From a psychological perspective, joy nourishes what researchers call “relational resilience”—the capacity to recover and thrive through connection with others (Masten & Powell, 2003). But this is not an individual journey; joy rooted in isolation can feel hollow. Instead, we find fullness when joy blooms in community, in mutual aid networks, in shared rituals, and collective care practices that stretch back through generations. It is the laughter echoing in kitchens where neighbors cook together, the shared stories circling around bonfires, the hands joined in protest and celebration alike.


When we nurture joy together, we challenge systems designed to divide us. Capitalism, white supremacy, and patriarchy profit from our despair and isolation. By choosing joy—by dancing, singing, creating, and celebrating—we reclaim our bodies and spirits from those forces that seek to commodify and suppress them. Joy becomes a refusal, a way of saying, “We are here, whole and unbroken.” It’s no accident that many liberation movements have centered joy as both a balm and a banner, recognizing that survival alone is not enough; we must also thrive.


Cultivating joy in challenging times means tending to the roots of well-being within collective spaces. It is found in the rituals of care we build with chosen families, the art we create to express our full humanity, the community gardens that feed both body and soul. These micro-movements of joy—small celebrations, mutual care exchanges, moments of shared gratitude—are seeds that can blossom into powerful forces for change.


As we tend to our own joy, we also nourish the collective soil from which justice grows. Joy fuels hope, creativity, and courage, sustaining us through long struggles and inspiring new visions of what is possible. In this way, joy is never separate from resistance—it is resistance.

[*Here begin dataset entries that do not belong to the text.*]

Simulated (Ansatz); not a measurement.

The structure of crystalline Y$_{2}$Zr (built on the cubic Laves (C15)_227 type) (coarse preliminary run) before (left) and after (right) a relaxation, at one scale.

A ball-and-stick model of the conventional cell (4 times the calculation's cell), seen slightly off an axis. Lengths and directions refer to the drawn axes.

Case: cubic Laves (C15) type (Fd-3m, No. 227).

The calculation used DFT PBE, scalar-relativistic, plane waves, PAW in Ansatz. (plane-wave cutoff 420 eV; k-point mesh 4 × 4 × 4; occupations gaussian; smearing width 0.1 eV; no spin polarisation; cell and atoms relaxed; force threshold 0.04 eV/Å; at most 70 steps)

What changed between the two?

So, lean into joy as your anchor and your armor. Share it generously, create spaces for it, and let it ripple through your communities. Because as Leah Lakshmi Piepzna-Samarasinha reminds us, “In joy, we find the strength to dream, to fight, to heal, and to build anew.” In the face of everything, may your joy be fierce, contagious, and unapologetically alive.


References:

  • Masten, A. S., & Powell, J. L. (2003). A resilience framework for research, policy, and practice. Resilience and vulnerability: Adaptation in the context of childhood adversities, 1-25.

  • Piepzna-Samarasinha, L. L. (2018). Care Work: Dreaming Disability Justice. Arsenal Pulp Press.

  • hooks, b. (2000). All About Love: New Visions. Harper Perennial.